What is the historical relationship between law and writing, legality and literacy? As a guest blogger whose work centers primarily on colonial Latin America, I might be in a good position to offer some reflections on these questions. After all, historians of colonial Latin America have long emphasized the litigiousness of its inhabitants. Many wax poetic about the mountains of yellowing civil suits and vertiginously tall leather-clad notary ledgers held in national archives. Still, the population generally didn’t read and write much. (Even a hundred years ago, the literacy rates in most countries in the region was under 30 percent.) This means there is a lot of law in Latin America’s past but not a lot of traditional literacy. (cont'd)
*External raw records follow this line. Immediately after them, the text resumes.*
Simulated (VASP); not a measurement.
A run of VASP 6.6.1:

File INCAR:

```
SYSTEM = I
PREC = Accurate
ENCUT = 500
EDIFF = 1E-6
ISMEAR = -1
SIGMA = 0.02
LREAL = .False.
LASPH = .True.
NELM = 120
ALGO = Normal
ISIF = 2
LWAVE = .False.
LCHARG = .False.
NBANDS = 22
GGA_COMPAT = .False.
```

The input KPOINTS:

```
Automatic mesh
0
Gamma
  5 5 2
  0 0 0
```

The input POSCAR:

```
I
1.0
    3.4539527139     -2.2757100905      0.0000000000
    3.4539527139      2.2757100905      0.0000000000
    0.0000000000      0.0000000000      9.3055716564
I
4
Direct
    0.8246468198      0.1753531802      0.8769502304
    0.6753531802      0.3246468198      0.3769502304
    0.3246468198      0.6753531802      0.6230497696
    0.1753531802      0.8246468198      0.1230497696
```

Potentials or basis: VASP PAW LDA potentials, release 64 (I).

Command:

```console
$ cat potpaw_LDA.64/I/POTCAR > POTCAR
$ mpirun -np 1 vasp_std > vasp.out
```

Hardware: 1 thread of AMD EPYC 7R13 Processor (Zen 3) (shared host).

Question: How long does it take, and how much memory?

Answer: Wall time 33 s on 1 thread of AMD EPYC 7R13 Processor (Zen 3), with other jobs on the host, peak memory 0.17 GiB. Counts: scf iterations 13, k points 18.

In his brief but blockbuster 1984 book La ciudad letrada (The Lettered City), Uruguayan theorist Angel Rama observed the wide gulf between the Latin American masses and its ruling classes, created by the elite’s historical monopoly of writing. The gatekeepers of Rama’s urban centers were the “letrados,” educated state bureaucrats who etched their orderly visions of rule onto paper. Of the voluminous legal writing produced over almost four centuries of Spanish and Portuguese rule of America, he wrote:
Written documents seemed not spring from social life but rather to be imposed upon it and to force it into a mold not at all made to measure. There was a wide and enduring gap between the prescriptive detail of the law codes and the anarchic confusion of the social realities toward which the letrados directed their legislation.
As I’ve puzzled through various types of seventeenth and eighteenth-century legal documentation while researching topics such as legal minority, Indian jurisdiction, and the production of the Enlightenment in the suits for freedom brought by enslaved litigants in Spain’s empire, I mind Rama’s “gap.” But this is not so much because it accurately captures an elite monopoly on legal writing. Rather, it describes our own contemporary insistence that the archive, especially the legal archive, creates a gulf, a barrier—some might say a mausoleum— separating historians from the experience of the masses, the enslaved, the conquered. In this respect, the concept of the Lettered City presaged the postcolonial Archival Turn, that scholarly movement that forces us to confront how the ordering of written records of the past predetermines history’s possibilities. Both share a somber recognition that the West’s sanctification of writing is part and parcel with its desecration of non-Western or marginalized categories of knowing.
Between the Lettered City and the Archival Turn, however, scholarship that demonstrates that literacy cannot be reduced to the ability to read and/or write in European languages has slowly been accumulating into a veritable library of the unlettered. Some of this corpus is being produced by the New Philologists, or historians who focus on colonial-era indigenous-language documents, particularly those produced in Mesoamerica. Dogged inquiries into non-alphabetic writing systems such as the qhipus of the Andes and of visual materials also line the shelves. And, of course, a portion of this work has come from legal historians of colonial Latin America, who have exposed the acumen and political savvy of indigenous intermediaries, enslaved litigants, women and other subordinates who delegated legal writing. That legal writing, in the form of petitions and lawsuits that made their way up the judicial ladder, prompted both colonial and metropolitan legislation. Thus, a wide array of subjects directed peninsular legislation, sometimes without ever picking up a quill.
So, today, we float in a murky moat encircling the Lettered City, certain that “law” cannot be reduced to top-down, elite projects to write subordinated subjects into oblivion and equally convinced that the archive nestled within the City’s fortressed walls continues its work of sorting out the historically disorderly.